Checking the AC polarity of your amplifier


What is the best (or easiest) way to check the AC polarity of your amplifier. Has anyone used the Van den hul with any success. What was your method?
foster_9
One of my friends was using a preamp that i was very familiar with. We discussed a few things over the phone and i told him that he had the polarity reversed on the preamp. I told him how to verify this and once he checked it, it was reversed as i had suspected.

After changing the polarity and listening for a while, he told me that he had never heard that big of a difference when playing with the AC on any component before. The reason why the differences were so obvious? This specific product has a built in noise trap / transformer damping circuit that requires specific polarization to work properly. Without the proper polarity OR using balanced power, that circuitry is completely negated and the preamp will never work or sound nearly as good as it can.

This is why i said that one should check with the manufacturer of the gear before investing big money in what could be a major step backwards in their AC systems. It is also the reason why i've touted high quality isolation transformers, as they will only strip away the noise without altering the polarity of the signal. Sean
>
Sean, my experience with asking manufacturers about using ac filters or transformers is that they always say it is better plugged directly into the wall. I have often found they are wrong, however.

Until I got the IsoClean transformers, I had always found transformers smeared the sound and slowed the transients.
Tbg, I wish you would expand on your 3/1 comment, which I found very interesting. Exactly what could be some of the problems that might arise if balanced power were used inappropriately?
Nsgarch, initially I found that leakage voltage measurement failed to be a guide for better sound, but the ultimate problem I had was with hum with phono caused by the ground of the turntable not really seeing a ground when plugged into the Equi=Tech. When I plugged directly into the wall, I had no hum. This turnout to be caused by my not having everything plugged into the Equi=Tech. I did not have my big subwoofer amp plugged into it.

John Tucker has suggested that the ground fault circuit on the Equi=Tech is responsible for my problems and suggested that I remove it. I just gave up and sold the Equi=Tech.
Running balanced AC to some gear and not to others within the same system is the same thing as introducing a ground loop. That's because the difference in voltage potential from hot to neutral varies with the way that each component is receiving their power.
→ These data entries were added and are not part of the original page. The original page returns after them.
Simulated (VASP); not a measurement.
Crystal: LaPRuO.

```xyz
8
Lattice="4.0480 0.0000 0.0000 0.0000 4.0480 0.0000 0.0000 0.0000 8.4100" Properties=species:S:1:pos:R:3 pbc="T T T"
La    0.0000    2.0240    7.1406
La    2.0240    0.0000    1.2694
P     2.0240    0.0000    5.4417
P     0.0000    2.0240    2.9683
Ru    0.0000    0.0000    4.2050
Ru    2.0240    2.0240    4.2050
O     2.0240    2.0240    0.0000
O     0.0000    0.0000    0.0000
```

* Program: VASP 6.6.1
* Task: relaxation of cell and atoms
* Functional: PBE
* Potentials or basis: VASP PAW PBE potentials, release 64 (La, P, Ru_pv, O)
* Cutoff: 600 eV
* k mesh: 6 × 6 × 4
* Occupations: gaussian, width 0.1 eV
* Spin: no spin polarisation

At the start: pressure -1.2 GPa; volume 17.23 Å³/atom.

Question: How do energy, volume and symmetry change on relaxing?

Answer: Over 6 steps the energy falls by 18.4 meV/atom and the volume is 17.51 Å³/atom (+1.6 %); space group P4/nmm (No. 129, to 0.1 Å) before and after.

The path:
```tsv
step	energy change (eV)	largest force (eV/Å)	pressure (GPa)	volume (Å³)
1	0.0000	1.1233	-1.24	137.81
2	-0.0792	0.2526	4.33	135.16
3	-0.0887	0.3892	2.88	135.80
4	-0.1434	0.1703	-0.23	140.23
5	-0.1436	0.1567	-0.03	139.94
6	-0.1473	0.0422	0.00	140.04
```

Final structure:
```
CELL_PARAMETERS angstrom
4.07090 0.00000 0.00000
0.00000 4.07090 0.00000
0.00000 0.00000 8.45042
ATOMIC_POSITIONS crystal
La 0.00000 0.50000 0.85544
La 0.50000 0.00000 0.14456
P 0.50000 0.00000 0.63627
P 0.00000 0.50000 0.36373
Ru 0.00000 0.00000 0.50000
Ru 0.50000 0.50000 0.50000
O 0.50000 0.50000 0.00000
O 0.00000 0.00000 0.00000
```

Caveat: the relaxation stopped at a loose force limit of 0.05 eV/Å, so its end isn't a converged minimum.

In one method, you've got 120 volts of potential on the hot and the neutral tied to ground. In the other, you've got 60 / 60 volts divided between the hot and neutral. This is why filtering inside the gear becomes ineffective when used in balanced mode i.e. neutral is no longer at ground potential but has become an active part of the AC feed. Since most filters shunt the noise to neutral or ground, you've removed the "dumping ground" for the noise from the equation. This means that the noise remains in the gear and further contaminates the other components tied into that same balanced AC feed.

Once again, all of these types of systems introduce further non-standardized variables into the system. Rather than opening up the door for more problems, why not just optimize the standardized system that you've already got and we've been using for years? Using this approach, you're guaranteed that your components will work optimally with little chance for negating built-in design features and circuitry.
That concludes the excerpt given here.